Dear Ham Chedley

My local Rogers has a porno section now! The
convinience! I can rent hardcore porn at the same time
as regular movies and videogames. I don’t need to
leave my house ever again, except to go to and from
the video store. Someone should have thought of this
several years ago.

—Ham Chedley

Dear Ham Chedley

Porno eh? The idea of walking up to the Rogers counter with Gang Bang Sluts 9 or Barely Legal #87 and casually handing it to the clerk named “Troy” or “Lisa : assistant manager” doesn’t seem appealing to me. I can imagine the customers behind in line are clutching their precious copy of The Lake House or whatever along with their kids, while the pervert ahead of them is renting some Dom/Sub whack-off shit. I’m not saying that would be you either. I’m talking about the average suburban family man who will slip said filth into their Lake House-type family movies.

“No, I’m not going to bed honey, I’ve got a lot of work to finish before I can sleep,” says Joseph Family-pants.

“Okay,” says Wifey Family-pants, who learned a long-time ago to not question her Familly-pants husband.

He starts loving really freaky shit. He writes letters and sends gifts to his favourite porn starlets. He rents movies every night. He obsesses over destruction of the rental slips, lest  they fall into the clutches of his massive family and reveal his expanding X-rated tastes. Eventually he succumbs to Porno Madness and leaves his family for a cabin in the hills where he can masturbate constantly. Of course, the video store clerks have seen the tragedy in every phase since the beginning. I doubt Rogers has psychological counselling for the video clerks factored into the franchise operating budget. Nevertheless, I think it is sweet the Rogers rents hardcore.

Sincerely,

Fergis T. McGillicuddy

Open Letter to Searchers of Various Literary Pornography

These have been very busy days in these parts; there are many visitors. I like it.
However, I feel I must apologize to the people searching for “16 17 18 underwear models [sic]” or “sizzling redheads” for the absence of said querries. It’s partially my fault for writing to penthouse and not including anything the least bit “hot” or “erotic.” I thought I was being clever. Also, I’d like to mention that the real Penthouse Forum shouldn’t be that difficult to find. While there, you can use your credit card to pay for all sorts of smutty literature. Hell, there’s a public library in your city or town that lets people borrow books like that for the low price of a membership.

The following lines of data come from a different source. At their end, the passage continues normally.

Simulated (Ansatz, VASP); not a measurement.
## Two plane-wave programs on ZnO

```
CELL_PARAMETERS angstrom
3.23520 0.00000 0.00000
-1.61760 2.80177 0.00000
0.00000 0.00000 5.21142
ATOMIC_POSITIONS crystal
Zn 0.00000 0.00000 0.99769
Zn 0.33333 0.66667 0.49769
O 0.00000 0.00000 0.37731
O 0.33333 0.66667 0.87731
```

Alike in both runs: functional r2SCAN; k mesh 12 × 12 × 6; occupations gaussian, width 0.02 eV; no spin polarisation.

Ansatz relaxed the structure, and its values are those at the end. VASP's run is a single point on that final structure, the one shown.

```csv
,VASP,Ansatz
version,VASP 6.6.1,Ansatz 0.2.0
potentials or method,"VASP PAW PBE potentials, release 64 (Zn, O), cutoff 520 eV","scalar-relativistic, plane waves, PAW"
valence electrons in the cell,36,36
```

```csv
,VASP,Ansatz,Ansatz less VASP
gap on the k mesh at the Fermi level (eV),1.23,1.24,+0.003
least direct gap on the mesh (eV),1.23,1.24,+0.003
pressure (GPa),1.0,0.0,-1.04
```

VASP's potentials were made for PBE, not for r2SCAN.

I suppose I should be flattered…and I am, but the truth is I can’t write erotica. I tried once and it was embarrassing. So now, I merely parody it in a poor manner.

Sorry again,

Fergis T. McGillicuddy

To Environment Minister Rona Ambrose

I’ve heard about the altercation at the LRT station this afternoon. How rude of those protesters! You were simply trying to put together a nice publicity stunt for Clean Air Day to avoid growing anger towards the government’s position on Kyoto. How dare they be concerned with your business.

I guess you couldn’t take the train and had to get the RCMP to drive you in a black van. I’d be afraid of being shot by climate change activists. I mean, anybody that listens to Phish must be dangerous.

At least now that the day is over you can hop into your Buick Rendevous and burn the 45-minute drive home with the air-conditioning on the entire time.

Alas, nobody understands you Rona.

Sincerely,

Fergis T. McGillicuddy

To the tax-return person

Procrastination is a funny thing. It takes control at the worst times, despite one’s best intentions. I guess that’s not that funny. It sucks.

That’s why I’m sorry I didn’t file sooner. I’m a procrastinator.

You’ll notice some claims that might strike you as suspicious. For instance, I’ve taped hundreds of liquor store receipts together and claimed them as work expense. Alcohol consumption is a prerequisite as a journalist. Also, you’ll see that I’ve claimed a number of square feet as a second residence. It is actually a bomb shelter I’ve started in the backyard. This is also a requirement for a member of the press. The same goes for pornography. This is simply the nature of things.

I’m sure you claim a number of things that may seem bizarre to outsiders when you do your own taxes. This is to be expected.

I won’t judge you harshly for it, so you shouldn’t audit me. Deal?